Biographical details are sparse for this Patron Saint of the Environment: daughter of a Mohawk chief and a Christian, Algonquin mother, Kateri was orphaned when her family was wiped out by the smallpox epidemic of 1660, which left her pock-marked and half blind. Adopted by her uncle, she asked for baptism at age 20, and celebrated it in a chapel festively decorated with feathers, ribbons, flowers, and beads. The beauty of nature, which she had always loved, took on new intensity because she knew the creator.
The Mohawks, however, could not accept her conversion and ridiculed her. Eventually she made a long journey on foot to the Sault mission south of Montreal in Canada, where she could live among other Native American Christians. Early French biographers describe her as solid and joyful. She nursed the sick and dying with remarkable cheer, considering that her own health was precarious. Her joy was so contagious that children were drawn to her for storytelling. She showed a key hallmark of holiness: people wanted to be around her. At her burial there was no mourning, only public rejoicing.
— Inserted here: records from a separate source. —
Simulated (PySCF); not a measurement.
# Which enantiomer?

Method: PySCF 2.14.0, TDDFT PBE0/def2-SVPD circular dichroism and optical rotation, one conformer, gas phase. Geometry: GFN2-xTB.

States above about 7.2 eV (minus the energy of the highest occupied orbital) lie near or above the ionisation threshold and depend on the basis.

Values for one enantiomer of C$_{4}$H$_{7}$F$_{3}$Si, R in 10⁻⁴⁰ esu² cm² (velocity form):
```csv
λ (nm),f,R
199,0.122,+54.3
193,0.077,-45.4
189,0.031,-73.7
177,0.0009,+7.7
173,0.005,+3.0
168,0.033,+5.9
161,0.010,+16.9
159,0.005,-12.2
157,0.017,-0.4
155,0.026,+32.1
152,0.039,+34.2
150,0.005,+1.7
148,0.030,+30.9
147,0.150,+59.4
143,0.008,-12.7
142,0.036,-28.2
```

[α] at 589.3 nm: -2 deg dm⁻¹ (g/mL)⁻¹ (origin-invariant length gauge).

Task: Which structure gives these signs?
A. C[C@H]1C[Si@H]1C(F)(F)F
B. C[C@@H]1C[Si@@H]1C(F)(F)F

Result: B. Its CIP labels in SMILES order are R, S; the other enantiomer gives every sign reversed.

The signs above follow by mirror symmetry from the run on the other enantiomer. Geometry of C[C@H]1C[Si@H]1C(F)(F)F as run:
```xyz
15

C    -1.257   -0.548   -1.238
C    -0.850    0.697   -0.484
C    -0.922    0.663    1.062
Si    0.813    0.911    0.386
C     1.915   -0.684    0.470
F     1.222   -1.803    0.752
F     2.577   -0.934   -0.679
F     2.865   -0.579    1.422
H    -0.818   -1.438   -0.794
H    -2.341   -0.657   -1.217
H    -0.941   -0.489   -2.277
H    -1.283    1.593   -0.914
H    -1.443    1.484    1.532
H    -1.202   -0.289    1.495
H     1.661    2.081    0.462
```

At a time when much progress to preserve clean air, water and wilderness is threatened with dismantling, and the recent Supreme Court decision has gutted the Clean Power Plan, we can appreciate how the restrained native American approach might’ve saved the planet. (For more on that topic, see Braiding Sweetgrass by Robin Wall Kimmerer.) In desperate, last-ditch circumstances now, we need Kateri’s wisdom, reverence, and sense of the earth’s sacredness.